Informatica’s Latest Data Lake Management Platform Automates the Fight Against Harmful ‘Data Swamps’

Informatica says the mad rush to create ‘data lakes’ to promote more business use of analytics can sometimes cause more harm than good. The company is stepping up to help firms guard against murky, under-managed and unreliable data.

Tags: analytics, Azure, big data, data lakes, governance, Hadoop, Informatica, integration, management, YARN,

Businesses are increasingly looking to accelerate data-driven insights they can use to differentiate products, improve customer experience, and grow the business. But sometimes, this insatiable desire creates a mad rush for more and faster data lakes – and that can simply cause more harm than good.  


That’s the view of execs from Informatica, who suggest one major downside is the ‘data swamp,’ which contains murky, under-managed, and unreliable data. Questionable data from a data swamp, if ingested or relied upon too heavily, can prove harmful to the business, execs contend.

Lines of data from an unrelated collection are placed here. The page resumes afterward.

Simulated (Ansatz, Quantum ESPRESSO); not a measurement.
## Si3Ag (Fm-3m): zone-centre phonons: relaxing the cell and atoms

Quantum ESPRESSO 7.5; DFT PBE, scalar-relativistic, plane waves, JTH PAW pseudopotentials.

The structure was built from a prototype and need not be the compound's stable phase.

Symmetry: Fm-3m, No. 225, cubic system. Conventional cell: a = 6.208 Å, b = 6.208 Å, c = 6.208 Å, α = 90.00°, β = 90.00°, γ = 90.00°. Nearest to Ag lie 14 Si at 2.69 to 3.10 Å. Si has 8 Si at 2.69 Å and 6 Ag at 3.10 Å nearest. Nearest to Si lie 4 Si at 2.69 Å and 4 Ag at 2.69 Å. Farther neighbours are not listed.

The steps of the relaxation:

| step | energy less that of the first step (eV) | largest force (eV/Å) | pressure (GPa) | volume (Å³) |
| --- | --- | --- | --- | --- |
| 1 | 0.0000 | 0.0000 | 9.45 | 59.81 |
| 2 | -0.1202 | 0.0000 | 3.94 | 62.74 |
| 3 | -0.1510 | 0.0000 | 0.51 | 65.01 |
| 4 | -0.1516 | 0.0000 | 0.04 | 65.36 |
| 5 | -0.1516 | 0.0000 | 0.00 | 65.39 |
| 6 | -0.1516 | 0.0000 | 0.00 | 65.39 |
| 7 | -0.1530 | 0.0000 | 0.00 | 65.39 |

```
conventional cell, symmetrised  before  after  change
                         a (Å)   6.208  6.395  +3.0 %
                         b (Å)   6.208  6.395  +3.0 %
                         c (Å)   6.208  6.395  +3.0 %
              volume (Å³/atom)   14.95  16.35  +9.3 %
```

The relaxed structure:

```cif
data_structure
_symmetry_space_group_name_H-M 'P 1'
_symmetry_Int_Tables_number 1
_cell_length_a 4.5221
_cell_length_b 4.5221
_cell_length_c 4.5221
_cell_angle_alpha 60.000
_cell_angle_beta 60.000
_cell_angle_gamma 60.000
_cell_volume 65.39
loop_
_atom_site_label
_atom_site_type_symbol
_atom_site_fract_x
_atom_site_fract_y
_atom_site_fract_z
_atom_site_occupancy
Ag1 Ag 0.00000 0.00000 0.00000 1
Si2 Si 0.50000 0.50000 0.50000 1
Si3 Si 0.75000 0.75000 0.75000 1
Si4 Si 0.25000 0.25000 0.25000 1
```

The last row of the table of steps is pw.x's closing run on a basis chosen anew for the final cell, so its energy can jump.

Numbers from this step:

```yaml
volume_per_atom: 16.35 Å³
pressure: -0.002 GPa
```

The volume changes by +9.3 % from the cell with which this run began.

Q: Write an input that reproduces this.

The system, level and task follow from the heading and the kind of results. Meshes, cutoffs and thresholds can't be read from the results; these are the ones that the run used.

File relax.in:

To cope with this risk, Informatica is releasing technology to better manage Hadoop-driven distributed data lakes. Informatica Data Lake Management “integrates, governs, and secures the data an organization needs to power its business with a data lake,” according to the company’s website. Informatica’s chief product officer, Amit Walia, explained the company’s approach comes as many customers are struggling to keep pristine and reliable data lakes from turning into ‘data swamps’ that contain “inconsistent, incomplete and stale data.”


The idea behind Informatica Data Lake Management is to deliver several key benefits including:

  • Fast and easy integration of more data from more data sources thanks to an expanded library of hundreds of pre-built connectors.
  • User enabled, self-service data quality and governance to ensure compliance with internal controls and external regulations. This lets business users to contribute to ensuring cross-silo data quality and governance.
  • A risk-centric approach to big data security to protect sensitive data via proactive analysis of data use and protection again unauthorized access or data sharing.


With Data Lake Management, Informatica helps organizations quickly and repeatedly turn big data into trusted information assets that deliver sustainable business value. The solution is architected to also enable data analysts to more easily find, prepare, govern, and protect data of any size. They or It also drives (or derives?) business value from Hadoop-based data lakes.


In part, Walia said that hand coding and code generation tools sometimes used to manage data lakes struggle to discover relationships between datasets. “The result is an unmanageable ‘data swamp’ and the typical response is to pile on multiple point products and labor-intensive, manual processes to integrate, govern and secure the data in the data lake,” he added in a statement.


The latest version of Informatica Data Lake Management combines the following products, brought together with a single metadata driven platform:

Informatica Enterprise Information Catalog enables business users to discover and understand all enterprise data using intelligent self-service tools powered by machine learning and AI.


Informatica Intelligent Streaming helps organizations capture and process big data (machine, social media feeds, website click stream, etc.) and real-time events to gain timely insight for business initiatives, such as IoT, marketing and fraud detection.


Informatica Blaze increases Hadoop processing performance with intelligent data pipelining, job partitioning, job recovery and scaling powered by a unique cluster aware data processing engine integrated with YARN.


Informatica Secure@Source reduces the risk of proliferation of sensitive and private data with enhanced monitoring and alerting based on both risk conditions and user access/activity.


Informatica Big Data Management is deployed in the cloud with the click of a button through the Microsoft Azure Marketplace to integrate, govern, and secure big data at scale in Hadoop.


Informatica Cloud Microsoft Azure Data Lake Store Connector helps customers achieve faster business insights by providing self-service connectivity to integrate and synchronize diverse data sets into Microsoft Azure Data Lake Store.

“This approach tackles head-on several popular business use cases for data lakes, including marketing and fraud detection,” Walia added.


One early adopter of Informatica’s data lake capabilities for fraud detection is US Bank. Rakesh Kant, the bank’s Head of Enterprise Data Management and Analytics said US Bank was able to rapidly transition mainframe-based processes to Hadoop, while continuing to ensure compliance with audit and security requirements.